Football was supposed be the last thing on his mind when St Patrick's Athletic goalkeeper Brendan Clarke settled down for a quiet night in with his wife Simone a few months ago. For a few hours, at least, even the knockout stages of the World Cup were going to be ignored.
Midway through their movie, though, football gatecrashed things pretty spectacularly. Over in Salvador, Louis Van Gaal had changed his goalkeepers for a penalty shoot- out with Costa Rica and, well, one or two people decided to let Clarke, who had suffered Jasper Cillessen's fate while playing for Sligo Rovers during the FAI Cup decider of 2011, know he wasn't alone any more.
‘My phone exploded’
“As soon as it happened my phone exploded,” he recalls with the air of a man resigned to something following him around forever more. “She nearly threw it out the window.” And the message from friends and fans varied little on the theme: “There’s another member of the club now!”

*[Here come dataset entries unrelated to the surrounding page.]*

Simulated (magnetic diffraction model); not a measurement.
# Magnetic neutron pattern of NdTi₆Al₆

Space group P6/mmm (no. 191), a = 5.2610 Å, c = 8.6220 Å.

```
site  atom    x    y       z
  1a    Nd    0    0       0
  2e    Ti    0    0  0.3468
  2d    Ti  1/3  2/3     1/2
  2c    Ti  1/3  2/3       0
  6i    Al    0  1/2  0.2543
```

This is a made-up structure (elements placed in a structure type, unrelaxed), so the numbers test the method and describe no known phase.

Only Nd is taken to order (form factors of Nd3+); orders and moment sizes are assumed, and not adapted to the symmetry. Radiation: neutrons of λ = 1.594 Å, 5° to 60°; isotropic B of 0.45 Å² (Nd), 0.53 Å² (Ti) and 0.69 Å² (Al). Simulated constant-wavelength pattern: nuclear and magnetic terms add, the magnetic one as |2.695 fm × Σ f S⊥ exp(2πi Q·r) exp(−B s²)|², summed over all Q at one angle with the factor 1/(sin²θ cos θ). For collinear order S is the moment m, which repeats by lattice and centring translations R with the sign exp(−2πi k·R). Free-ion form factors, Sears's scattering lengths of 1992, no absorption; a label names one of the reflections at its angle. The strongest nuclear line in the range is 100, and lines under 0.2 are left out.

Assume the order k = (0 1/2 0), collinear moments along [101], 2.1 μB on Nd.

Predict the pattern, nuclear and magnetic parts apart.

The Dutch won and Cillessen was back for the semifinal just as Sligo Rovers did and Clarke got his winner’s medal so all is well that ends well, eh? The Dubliner certainly attempts to put a brave face on it all but the cracks in the façade show occasionally for it clearly still rankles. It’s just one more reason, though, to want to win the competition again this year.
"Oh, that would blow 2011 out of the water," he says. It would go a long way towards making up for 2012 too, when, back at the club he has supported since childhood, his mistake in the final handed Derry City a penalty that ended up contributing their victory.
Then there's the family history: his grandfather Dessie Byrne, who scored an own goal in the 1954 final but who, having retired from playing, was still involved with the team in 1961 when, famously, St Patrick's last won the competition. And since then his uncle Sean Byrne scored the equaliser against Finn Harps in the 1974 final which was lost 3-1.
There is, in other words, history here and a real sense of family tradition although Clarke says that having been weighed down by it all slightly during his first stint with the club he tries to put it to the back of his mind now while others, mainly his father, chronicle this latest generation’s achievements.
Scrapbook
“I think it means more to them than it does to me,” he says. “I never met my granddad, as he died before I was born, but I’ve read back through his scrapbook. My uncle had one as well before he passed away, and my dad keeps mine now. Every time you [the press generally] write a good report on me he puts that in. He get rid of the bad ones,” he adds with a laugh. “That will be great for my son Zac to read in however many number of years if he decides to go down that footballer route.”
The league title win of 2013 will be the best chapter yet to date but even after all the disappointments of this campaign, this year’s might just ended up producing the most personal. First, though, there’s the small, matter of Bohemians tonight to contend with.